It's a 1950s SF movie with a giant stomping monster. However on the upside it's also got imagination, a sense of humour and enough surrealism to make it up to "sort of watchable".
Kronos, aka. Ravager of Planets, is a 4.9 mile wide flying saucer for the first half of the film and thereafter a coffee table. The switcheroo comes when the saucer splashes down into the ocean and then never gets mentioned again, which we're not supposed to notice because we're so scared by the coffee table. Imagine a rectangular block on legs, on top of another rectangular block on legs. That's Kronos. He's extremely big, they used hand-drawn animation for the special effects of him walking and he eats nuclear bombs. That's why he's here, in fact. Kronos has exhausted his home planet of energy and so he's come to Earth to eat all of ours, like Galactus or the Star Trek episode "The Doomsday Machine" except that this film got there first.
This is actually a good motivation. It makes sense without idiot 1950s technobabble, although it still gets some. "We have half of the equation; we can turn matter into energy. But up there, they have the second half; they can turn energy into matter." This might have been good if they'd gone to Logopolis with it, but unfortunately the scriptwriters seem to think we'll be awestruck by the idea of a few extra hydrogen atoms floating around. Nevertheless it's still pretty cool and has only become more topical since then. They nearly remade this film in the 1970s, during the energy crisis.
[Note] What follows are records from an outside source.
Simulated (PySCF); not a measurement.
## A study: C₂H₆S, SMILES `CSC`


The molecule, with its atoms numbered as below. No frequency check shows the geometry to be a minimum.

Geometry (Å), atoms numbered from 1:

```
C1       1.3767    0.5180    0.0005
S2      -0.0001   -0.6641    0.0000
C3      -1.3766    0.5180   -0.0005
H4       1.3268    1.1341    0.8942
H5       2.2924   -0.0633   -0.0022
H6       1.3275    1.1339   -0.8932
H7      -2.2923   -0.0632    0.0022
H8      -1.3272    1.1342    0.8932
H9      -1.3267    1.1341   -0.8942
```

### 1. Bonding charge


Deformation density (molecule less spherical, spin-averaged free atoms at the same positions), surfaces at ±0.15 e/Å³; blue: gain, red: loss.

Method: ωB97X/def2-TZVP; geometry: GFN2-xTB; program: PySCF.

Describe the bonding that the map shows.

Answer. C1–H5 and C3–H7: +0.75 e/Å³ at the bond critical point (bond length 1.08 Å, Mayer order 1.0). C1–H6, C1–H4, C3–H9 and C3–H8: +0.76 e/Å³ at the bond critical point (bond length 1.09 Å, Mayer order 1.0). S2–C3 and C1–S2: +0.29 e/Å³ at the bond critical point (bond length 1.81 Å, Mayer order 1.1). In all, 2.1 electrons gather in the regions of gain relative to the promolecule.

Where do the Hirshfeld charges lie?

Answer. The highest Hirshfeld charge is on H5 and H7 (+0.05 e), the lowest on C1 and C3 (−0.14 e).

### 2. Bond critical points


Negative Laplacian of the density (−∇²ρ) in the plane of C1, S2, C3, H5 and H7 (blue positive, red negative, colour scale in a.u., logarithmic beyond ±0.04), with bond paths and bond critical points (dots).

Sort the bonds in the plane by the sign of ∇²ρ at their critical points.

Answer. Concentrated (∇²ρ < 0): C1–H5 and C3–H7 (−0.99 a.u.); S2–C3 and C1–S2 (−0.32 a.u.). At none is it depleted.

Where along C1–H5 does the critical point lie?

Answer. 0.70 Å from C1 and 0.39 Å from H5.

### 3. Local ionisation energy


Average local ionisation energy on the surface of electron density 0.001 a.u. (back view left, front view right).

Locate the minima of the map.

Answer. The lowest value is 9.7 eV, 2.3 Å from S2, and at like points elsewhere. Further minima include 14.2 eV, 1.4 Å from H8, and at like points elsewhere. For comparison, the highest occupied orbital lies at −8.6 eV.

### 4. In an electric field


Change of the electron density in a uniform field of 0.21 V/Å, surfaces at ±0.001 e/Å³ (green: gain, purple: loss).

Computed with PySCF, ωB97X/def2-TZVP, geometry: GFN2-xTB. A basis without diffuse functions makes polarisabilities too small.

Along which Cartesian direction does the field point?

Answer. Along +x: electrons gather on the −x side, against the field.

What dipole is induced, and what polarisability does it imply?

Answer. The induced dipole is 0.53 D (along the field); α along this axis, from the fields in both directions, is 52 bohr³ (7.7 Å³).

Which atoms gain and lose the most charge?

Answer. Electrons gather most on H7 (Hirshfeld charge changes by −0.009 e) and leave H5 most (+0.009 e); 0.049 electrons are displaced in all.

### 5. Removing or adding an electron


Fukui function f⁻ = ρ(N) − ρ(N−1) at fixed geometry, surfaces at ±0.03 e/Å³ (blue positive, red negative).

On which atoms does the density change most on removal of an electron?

What I like about the film is that it starts like Doctor Who. The UFO enslaves the mind of a passing hick, then uses him to body-jump into the head of a scientific bigwig (John Emery). This is more like a horror film than regular 1950s SF. Meanwhile his subordinates (Jeff Morrow, George O'Hanlon and Barbara Lawrence) are spotting strange things in the sky... but their dialogue is all about Lawrence trying to drag Morrow out on a promised date and O'Hanlon calling their supercomputer "Susie". This is fun. Susie fills an entire wall, looks impressive and will have less computing power than the "off" button on your mobile phone. Morrow has a funny feeling about the asteroid they've just seen. He points out that its trajectory is unnatural. He wonders whether he's barking up the wrong tree. He doesn't seem to have noticed that his photos don't show a big space rock, but instead a hilariously obvious flying saucer.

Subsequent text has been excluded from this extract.